You know how we have named certain Sundays throughout the year based on their readings? Like we will often refer to the 4th Sunday of Easter as “Good Shepherd Sunday”, because the Gospel for that day is the parable of the Good Shepherd. Well, between Naaman the Syrian and the 10 guys in the Gospel, I recommended that today be referred to as “Leper Sunday”, but the pastor didn’t think that would look very good on a banner.
Still, it is tempting to think that today’s Gospel is about healing from Leprosy, but that is more like an unimportant, peripheral detail. The healing just sets that stage for the last, most important line: “Stand up and go; your faith has saved you.” Notice that Jesus delivers this line after the Samaritan man has been healed and returned. Jesus clearly has something other than physical healing in mind when he talks about salvation. Somehow, even though 10 men were healed, only one was “saved”.
So what is salvation? As Catholics, this is actually a difficult question to answer, because the Church has only been clear on what salvation is not. Salvation is not just living a good life, which is something we could achieve on our own without God. Salvation is also not being shielded from the wrath of an angry God, as so many of our Protestant brothers and sisters like to think. Salvation in Catholic theology lies somewhere between the two. Jesus saves us from sin, but how he does so is still up for debate.
The most compelling explanation I have heard is that Jesus saves us through solidarity; that is, Jesus unites himself to us, so that we can be united to him. Jesus became human, suffered temptation, and took all our sins upon himself, so that in everything we experience every day, we know that Jesus has experienced it, too. It is kind of like Undercover Boss, on a cosmic scale. This means that everything Jesus touched, everything Jesus experienced, everything Jesus underwent is purified by and united to God, because Jesus is God. If Jesus had not died, death would not be purified.
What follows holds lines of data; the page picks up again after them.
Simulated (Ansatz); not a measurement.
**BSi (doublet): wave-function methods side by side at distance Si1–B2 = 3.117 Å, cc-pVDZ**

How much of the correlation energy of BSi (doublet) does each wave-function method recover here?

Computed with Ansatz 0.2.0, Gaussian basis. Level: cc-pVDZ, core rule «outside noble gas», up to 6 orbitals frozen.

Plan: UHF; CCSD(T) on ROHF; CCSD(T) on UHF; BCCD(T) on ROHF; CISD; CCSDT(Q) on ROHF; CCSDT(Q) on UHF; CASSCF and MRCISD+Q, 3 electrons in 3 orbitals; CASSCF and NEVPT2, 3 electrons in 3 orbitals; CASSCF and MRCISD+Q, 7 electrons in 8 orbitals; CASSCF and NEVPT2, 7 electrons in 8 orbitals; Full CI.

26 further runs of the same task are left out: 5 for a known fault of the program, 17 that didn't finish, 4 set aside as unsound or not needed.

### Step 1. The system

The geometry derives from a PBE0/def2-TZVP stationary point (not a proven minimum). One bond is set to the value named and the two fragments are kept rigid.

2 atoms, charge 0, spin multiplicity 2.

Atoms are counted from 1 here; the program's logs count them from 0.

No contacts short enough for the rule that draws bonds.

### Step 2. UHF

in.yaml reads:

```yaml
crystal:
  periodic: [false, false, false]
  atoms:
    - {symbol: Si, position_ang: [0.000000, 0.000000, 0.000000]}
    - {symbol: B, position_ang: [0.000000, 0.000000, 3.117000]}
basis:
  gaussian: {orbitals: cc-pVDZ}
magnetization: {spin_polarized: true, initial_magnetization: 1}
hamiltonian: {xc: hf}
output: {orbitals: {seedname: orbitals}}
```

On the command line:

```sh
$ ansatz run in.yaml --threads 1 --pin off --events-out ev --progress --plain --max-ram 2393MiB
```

See Jesus is the source of all goodness, all purity, all happiness. Whatever he touches is made clean. This means that we are saved to the extent that we united ourselves to Jesus. Whatever we give to Jesus is purified of sin and made like God. Whatever we keep to ourselves, hidden away from God, will remain sinful and corrupted. We have to give everything to Jesus: our desires, our struggles, our sins, or shame, our hopes, our dreams, our families, even our very selves; because these are all important parts of us, and only if we unite them with Jesus can he save us.
So the leper is saved because, in an act of pure thanksgiving and faith, he gives himself over entirely to Jesus. Which makes the original healing very interesting, almost like a test. The 10 lepers ask to be healed, and so they are healed, but this gift is not the end of the story, but the beginning. What each leper does in response to the healing matters, and only the Samaritan leper responded in a way that brought him salvation.
Similarly, God tests us with our gifts. Most of us in this parish, myself included, have been very blessed: we live comfortable lives, we have loving families, we have health and security. We are like the 10 lepers after they were cleansed. But it is what happens next, how we respond to these gifts, that ultimately matters. The question is, are we using these gifts to grow closer to Jesus? Are we so thankful for the things we have been given that we return, glorifying God in a loud voice, falling at the feet of Jesus to thank him? It is in this response that we will find salvation.
But, lest we be tempted by the Gospel of prosperity, it is important to remember that not only our gifts, but our sufferings can bring us close to God. There is a reason that Jesus suffered such a horrible, gruesome death: so that whenever we suffer, we know that God suffered right along with us. Our sufferings, as unwelcome as they are, give us an opportunity to unite ourselves to Jesus in a new and very powerful way. Saint Paul is very clear in the second reading that it is only by dying with Jesus that we shall also live with Jesus.
So there it is: salvation is life with Christ. Not life sometimes, but life all the time. Salvation is consciously realizing that Jesus is with us in every joy and in every pain. Salvation is holding nothing back from God, but giving everything over to him so that he can purify it and make it new. Salvation is uniting ourselves to Jesus, who has already united himself with us.